Leicester City players go to Thailand for owner's funeral


The week-long funeral rites have begun in Bangkok for Vichai Srifvaddhanaprabha, the Leicester City soccer club owner who was killed in a helicopter crash

An elaborate funeral has begun for Thai billionaire and Leicester City owner Vichai Srivaddhanaprabha, who died last week when his helicopter crashed in a car park next to the English Premier League club's stadium.

The royally sponsored funeral was being held at a temple in Bangkok and guests included top government officials, businessmen and other public figures.

Thai officials carry out the Buddhist funeral rituals of Vichai Srivaddhanaprabha.
Thai officials carry out the Buddhist funeral rituals for former Leicester City chairman Vichai Srivaddhanaprabha.

The first ceremony began on Saturday, with other ceremonies scheduled until November 9.

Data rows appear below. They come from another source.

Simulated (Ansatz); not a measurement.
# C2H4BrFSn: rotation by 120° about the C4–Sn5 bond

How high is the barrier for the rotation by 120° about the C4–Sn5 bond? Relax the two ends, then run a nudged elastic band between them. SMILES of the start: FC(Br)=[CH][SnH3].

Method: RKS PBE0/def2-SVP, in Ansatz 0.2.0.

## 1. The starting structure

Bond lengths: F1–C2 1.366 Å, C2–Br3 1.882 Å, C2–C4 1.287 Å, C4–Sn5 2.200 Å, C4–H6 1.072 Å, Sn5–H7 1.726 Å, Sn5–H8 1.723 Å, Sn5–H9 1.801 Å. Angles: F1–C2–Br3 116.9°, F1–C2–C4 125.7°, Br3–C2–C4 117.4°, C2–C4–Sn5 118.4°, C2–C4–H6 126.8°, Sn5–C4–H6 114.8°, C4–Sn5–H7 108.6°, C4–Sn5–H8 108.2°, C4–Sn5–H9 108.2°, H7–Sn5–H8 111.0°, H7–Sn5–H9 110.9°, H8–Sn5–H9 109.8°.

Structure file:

"It's a very difficult time for his family and I'm here to show support," said Kiattisak Senamuang, a former Thai national soccer team coach and player who noted that Vichai was always supportive of soccer projects in Thailand. "May Vichai rest in peace."

The grounds of Wat Thepsirin were heavily guarded by scores of security officers.

White sheets were lowered to stop outsiders and media viewing the proceedings. However, the chanting of monks, amplified by loud speakers, could be heard resonating around the temple's grounds.

Players fly to Thailand

Leicester City's players plan to travel to Bangkok to attend Vichai's funeral after their match with Cardiff City on Saturday.

The crash in which Vichai was killed happened about an hour after the club's match against West Ham on October 27.

Leicester City's (left-right) 	Hamza Choudhury, Ben Chilwell, Demarai Gray and Harry Maguire inspect the pitch before the match.
Leicester City's Hamza Choudhury, Ben Chilwell, Demarai Gray and Harry Maguire.

The Thai billionaire oversaw one of the greatest underdog successes in sport when his 5000-1 outsiders won the English Premier League title in 2016.

In an era of often-absentee foreign owners in the Premier League, Vichai also broke the mould by forging close ties with supporters and the local community.

The business world remembers Vichai as the retail entrepreneur who grew Thailand's massive King Power duty-free chain.

Today, the King Power empire is worth GBP3.8 billion ($A6.8 billion), according to Forbes, with Vichai having been the fifth-richest person in Thailand.

A devout Buddhist who had monks bless his team's King Power Stadium regularly for good luck, Vichai and his wife, Aimon Srivaddhanaprabha, had four children.

He was born Vichai Raksriaksorn, but in 2012, the king of Thailand recognised his achievements by bestowing on his family their new surname, which means "light of progressive glory".